A group of vignettes that examine various successful companies that were started with $10,000 or less.
Cover Story
Great Companies Started with $10,000 or Less
Even years later, when a successful founder has cleared all the hurdles and is puffing on a stout Macanudo, he or she probably couldn't describe starting a business with $0--or even $10,000--as easy. At least not as easy as having real money. With 80-hour-a-week doggedness that even the well-heeled venture crowd has to admire, modern-day alchemists squeeze gold from the likes of charge cards, donations from relatives, favors from customers and vendors, double-mortgaged homes, and overlapping day jobs. They perform that remarkable transfiguration in cellars, kitchens, windowless offices, garages, and, on occasion, the backs of vans.
Gathered through interviews with fast-growing companies that have made the Inc. 500 list, the bootstrapping accounts that follow include every part of the country, cover disciplines from weed control to international telephony, and involve businesses with annual sales of as little as $2.8 million to as much as $280 million. The classic bootstrapping entry into commerce is a headfirst leap taken on faith in the system. It's capitalism's version of a high-wire act without a net: one misstep, and you're done for. That the practitioner prospers is confirmation that free enterprise performs as advertised, as do the freest of spirits within it. Who needs sophisticated investors, high-powered M.B.A.'s, or capital-gains-tax reductions when bootstrappers can get the same results from hard work, extraordinary imagination, and an unending supply of free-for-the-taking chutzpah?
WITH A LITTLE HELP FROM DAD
COMPANY: DeAngelo Brothers Inc.
LOCATION: Hazleton, Pa.
FOUNDED: by Neal A. DeAngelo and Paul DeAngelo in 1978
BUSINESS: Provides weed-control services for railroads, utilities, and large industrial sites
START-UP CAPITAL: $2,000
ESTIMATED 1997 REVENUES: $12 million
"My brother, Paul, and I started out mowing lawns part-time while we were in high school. My father lent us $2,000 to buy a pickup truck. For three years, whatever we made we left in the bank.

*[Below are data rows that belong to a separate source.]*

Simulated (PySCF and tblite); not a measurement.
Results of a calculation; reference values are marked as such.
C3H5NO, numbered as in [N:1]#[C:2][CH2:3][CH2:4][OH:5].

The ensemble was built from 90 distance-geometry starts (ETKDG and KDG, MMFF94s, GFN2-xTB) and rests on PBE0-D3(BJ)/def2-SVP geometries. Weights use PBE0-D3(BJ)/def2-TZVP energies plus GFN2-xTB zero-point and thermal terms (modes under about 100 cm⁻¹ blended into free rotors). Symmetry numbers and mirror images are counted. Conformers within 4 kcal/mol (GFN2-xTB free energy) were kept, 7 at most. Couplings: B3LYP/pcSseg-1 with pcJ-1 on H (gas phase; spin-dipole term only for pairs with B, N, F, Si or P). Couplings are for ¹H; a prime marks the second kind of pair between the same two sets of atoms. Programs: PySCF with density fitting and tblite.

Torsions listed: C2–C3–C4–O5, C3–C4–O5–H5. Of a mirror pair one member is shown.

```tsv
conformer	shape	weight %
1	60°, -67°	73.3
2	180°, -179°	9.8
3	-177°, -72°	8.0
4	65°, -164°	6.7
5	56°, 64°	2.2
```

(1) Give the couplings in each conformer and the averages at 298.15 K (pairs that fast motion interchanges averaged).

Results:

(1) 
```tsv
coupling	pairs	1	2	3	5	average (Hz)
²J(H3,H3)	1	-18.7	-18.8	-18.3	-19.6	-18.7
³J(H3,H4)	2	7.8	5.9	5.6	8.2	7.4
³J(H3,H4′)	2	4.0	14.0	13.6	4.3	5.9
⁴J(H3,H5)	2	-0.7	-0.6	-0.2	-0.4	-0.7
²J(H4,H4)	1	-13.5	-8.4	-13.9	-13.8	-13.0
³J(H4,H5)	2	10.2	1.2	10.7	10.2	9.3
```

"Bootstrapping takes a lot of creativity. You have three desks in an office instead of two. You pile stuff up to the ceiling. You end up staying in a building longer than you should. The same thing with personnel: You hire people to do one thing, but if they can also do two other things, you tend to have them do all three instead of hiring additional staff or contracting out. You start with two people. There's obviously a point at which you need to hire the next person--all the way up to the 200th employee we have today. And we're making some of the same kinds of decisions now: when do you commit to a full-time person? If you don't have a fat bank account to draw on, you tend to get creative about how you answer that question. You break up a job and let four people take on an extra 5 or 10 hours a week to get the job done. Or you rely on your accounting firm to pick up bits and pieces of your business until you bring in a controller. It's like that with every position: the first human-resources person, the first safety director. The hardest thing is figuring out whether you should commit those dollars or continue trying to be creative for as long as you can."
NO MONEY FOR MARKETING
COMPANY: Telegroup
LOCATION: Fairfield, Iowa
FOUNDED: by Fred Gratzon in 1989
BUSINESS: Resells domestic and international long-distance services
START-UP CAPITAL: $0
ESTIMATED 1997 REVENUES: $280 million (Inc. estimate)
In 1988, when my wife was pregnant, I got fired from a business I had founded and had to give up a salary that I'd thought would never go away. While I was trying to figure out what to do, I stumbled on a way to discount AT&T long-distance calls. I had been well known in town, and now I was going around to my friends with my hat in my hand, asking them to buy my long-distance program. I was humiliated, but I needed to support my family. I was operating out of a spare bedroom and making only local calls. There was no capital involved. Zero.
"I was going to do this only until I reached a plateau of $2,000 a month. After a month I started to think, 'This is really lonely. I need someone to do this with.' My wife was terrified. She saw a partner as additional overhead and yet another obstacle to achieving our goal, survival. I thought that if I had another brain helping me, we could have fun, be creative, play the business game, and make it into something. A good buddy, Cliff Rees--he's now the president of Telegroup--had a job with a faltering software company. I'd go to his office every day to fax my new orders to AT&T. It was exhilarating every time I got an order, and I'd bound up the stairs to his office. When I explained the business to him, he expressed interest, so we joined forces. Thank God, I attracted a brilliant partner.
"Because we didn't have any money to spend on marketing, we decided to use independent salespeople to represent us. We gave them a commission based on the customer's bill, a percentage that was much more than AT&T, MCI, and Sprint were paying their salespeople. In fact, we still do that today.